State-owned North Korean press agency KCNA slammed additional sanctions filed by the US Department of the Treasury's Office of Foreign Assets Control (OFAC), calling the move a "hostile policy" and the "last-ditch efforts" of an administration "whose days are numbered."

It said the sanctions were being enacted alongside the State Department's "Report on Serious Human Rights Abuses or Censorship in North Korea," released in 2016.

In a typically verbose opinion piece, KCNA said, "The US is not qualified to talk about somebody's 'human rights' as it is the world's worst human rights abuser and a tundra of human rights.

"Obama would be well advised not to waste time taking issue with others' 'human rights issue(s)' but make good arrangements for packing in the White House.

"He had better repent of the pain and misfortune he has brought to so many Americans and other people of the world by creating the worst human rights situation in the US during his tenure of office."

The Obama administration could not immediately be reached for comment.

Documented abuse

The State Department report is one of several recent institutional investigations documenting North Korea's human rights record.
In November, the Washington-based Human Rights in North Korea (HRNK) released satellite images that show the reclusive nation's prison camp system, where detainees are subjected to forced labor, torture, starvation, rape and death, may be expanding. The images are of Camp No. 25, a camp near Chongjin, on North Korea's northeast coast.
Up to 120,000 men, women and children are imprisoned in the gulags, known as "kwanliso" in Korean, according to the United Nations.

A 2014 report from the international organization estimated that "hundreds of thousands of political prisoners" have died in the North Korean gulags over the past 50 years amid "unspeakable atrocities."

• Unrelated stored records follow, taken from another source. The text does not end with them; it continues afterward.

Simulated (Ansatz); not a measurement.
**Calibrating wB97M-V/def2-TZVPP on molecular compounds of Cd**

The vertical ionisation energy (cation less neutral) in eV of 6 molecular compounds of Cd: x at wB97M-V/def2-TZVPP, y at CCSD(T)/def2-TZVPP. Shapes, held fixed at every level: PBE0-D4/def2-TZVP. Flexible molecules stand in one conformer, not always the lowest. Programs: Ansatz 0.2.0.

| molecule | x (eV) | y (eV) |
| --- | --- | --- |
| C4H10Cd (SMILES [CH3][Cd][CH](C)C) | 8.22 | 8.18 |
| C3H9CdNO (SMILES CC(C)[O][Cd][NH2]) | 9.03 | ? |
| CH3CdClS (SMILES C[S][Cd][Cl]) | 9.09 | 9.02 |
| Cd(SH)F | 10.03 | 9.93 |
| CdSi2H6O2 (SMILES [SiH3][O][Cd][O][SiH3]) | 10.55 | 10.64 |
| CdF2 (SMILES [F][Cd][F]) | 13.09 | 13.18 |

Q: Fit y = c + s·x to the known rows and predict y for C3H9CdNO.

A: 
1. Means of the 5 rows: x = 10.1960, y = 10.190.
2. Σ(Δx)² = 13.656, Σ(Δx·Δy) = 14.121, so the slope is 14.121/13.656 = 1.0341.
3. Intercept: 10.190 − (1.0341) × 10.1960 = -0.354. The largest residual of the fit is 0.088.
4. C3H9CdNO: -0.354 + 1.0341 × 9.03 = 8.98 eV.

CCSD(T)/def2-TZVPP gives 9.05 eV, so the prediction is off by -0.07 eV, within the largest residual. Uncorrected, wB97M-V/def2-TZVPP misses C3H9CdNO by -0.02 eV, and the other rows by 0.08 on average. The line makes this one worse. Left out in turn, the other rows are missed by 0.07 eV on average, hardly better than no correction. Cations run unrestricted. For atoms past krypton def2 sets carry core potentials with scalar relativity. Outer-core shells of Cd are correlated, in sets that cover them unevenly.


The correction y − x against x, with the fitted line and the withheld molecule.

"The inmate population has been gradually eliminated through deliberate starvation, forced labor, executions, torture, rape and the denial of reproductive rights," the report said, drawing a parallel between the camps and those of Nazi Germany and the Soviet Union.

"These camps constitute the cornerstone of the country's large infrastructure dedicated to political repression and social control that enables widespread and systematic human rights abuses," rights group Amnesty International said in a statement.